Review: tmymtur - Yusei
It’s a strange paradox; a work built entirely out of the most tangible and intimate sonic building block available, rendered somewhat supernatural and otherworldly by the manner of its use. Not only does Yusei weave the human voice into something beautiful and unrecognisable, but it also works to highlight the wondrous unknown that lies within its very essence – lifting its audience into both a state of bliss and a heightened awareness of reality, capitalising on the joys of listening while simultaneously reminding us about the thin band of sensory naivety we are all forced to occupy.
The 20-minute piece sees tmymtur’s voice layered an unbelievable 5000 times, at which point it becomes a surge of breath and tone, rising and folding over itself like an incoming tide. If I wasn’t aware of the fact that I’m listening to pure waves of human voice I wouldn’t have guessed, but the knowledge of this sparks my awareness of the music’s beautiful choral qualities – like the echoes of a hymn swirling round cathedral rafters, liberated from the plosive and sibilance of articulation yet rich in little morsels of vowel and sigh that ride the surf like plankton caught into the flow.

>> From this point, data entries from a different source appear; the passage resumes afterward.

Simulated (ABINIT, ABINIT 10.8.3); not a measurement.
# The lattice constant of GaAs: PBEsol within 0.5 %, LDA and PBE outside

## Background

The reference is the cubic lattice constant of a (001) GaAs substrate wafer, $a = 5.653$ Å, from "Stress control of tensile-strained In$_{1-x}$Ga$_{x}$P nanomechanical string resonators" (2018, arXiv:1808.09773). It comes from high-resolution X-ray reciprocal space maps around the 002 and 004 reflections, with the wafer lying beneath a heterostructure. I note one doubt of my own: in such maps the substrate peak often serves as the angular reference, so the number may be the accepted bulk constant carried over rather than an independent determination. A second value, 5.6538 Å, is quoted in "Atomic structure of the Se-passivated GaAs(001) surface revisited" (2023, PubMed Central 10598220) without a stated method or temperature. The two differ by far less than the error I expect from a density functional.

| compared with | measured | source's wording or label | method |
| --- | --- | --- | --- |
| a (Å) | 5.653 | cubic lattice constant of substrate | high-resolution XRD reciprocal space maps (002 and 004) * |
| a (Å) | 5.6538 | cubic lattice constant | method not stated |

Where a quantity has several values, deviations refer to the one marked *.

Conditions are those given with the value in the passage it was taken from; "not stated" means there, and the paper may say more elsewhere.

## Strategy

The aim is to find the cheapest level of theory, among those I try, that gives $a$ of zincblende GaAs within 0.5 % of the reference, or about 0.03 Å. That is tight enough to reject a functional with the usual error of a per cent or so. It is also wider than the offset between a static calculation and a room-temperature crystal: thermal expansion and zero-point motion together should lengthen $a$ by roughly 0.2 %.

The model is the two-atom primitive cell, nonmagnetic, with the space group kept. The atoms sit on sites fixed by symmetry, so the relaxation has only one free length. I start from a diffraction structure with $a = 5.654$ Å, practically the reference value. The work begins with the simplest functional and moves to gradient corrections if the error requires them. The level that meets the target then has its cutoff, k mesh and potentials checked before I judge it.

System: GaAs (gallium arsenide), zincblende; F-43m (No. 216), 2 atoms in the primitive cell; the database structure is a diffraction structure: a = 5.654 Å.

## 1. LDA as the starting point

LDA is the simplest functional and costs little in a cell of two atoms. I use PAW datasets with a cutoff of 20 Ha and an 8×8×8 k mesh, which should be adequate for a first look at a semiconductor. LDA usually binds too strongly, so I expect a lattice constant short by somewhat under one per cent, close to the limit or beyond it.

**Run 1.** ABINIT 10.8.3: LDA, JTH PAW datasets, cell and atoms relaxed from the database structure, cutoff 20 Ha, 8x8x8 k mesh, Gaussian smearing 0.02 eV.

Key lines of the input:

Yet there’s more. Yusei has been recorded using special microphones that capture sound above the frequencies of human hearing (generally speaking, 20kHz plus). Apparently the human voice, and many sounds within nature (waterfalls, wind blowing through trees), are rich in these supersonic sound waves – while they can’t be heard, they are said to have a relaxing effect on the human brain. Not only is the piece heard, but acknowledged and intimately sensed; it evokes a transcendence that takes me deeper into my own reality rather than taking me aloft and away from it, highlighting an interconnection with my surroundings and fellow people that occurs outside of my sensory awareness.
Via a subsequent selection of remixes, tmymtur’s voice is further displaced. Celer teases the vocal fabric out into something resembling soft lights emerging through fog, Taylor Deupree expands on the piece’s wave-like motion to a make it arch beautifully up and down, while Stephan Mathieu subverts both expectation and the album’s predominant atmosphere to create a work of intense flickering repetition, oscillating on rapid fire in a manner that, while uncomfortable to begin with, ends up feeling mysteriously meditative.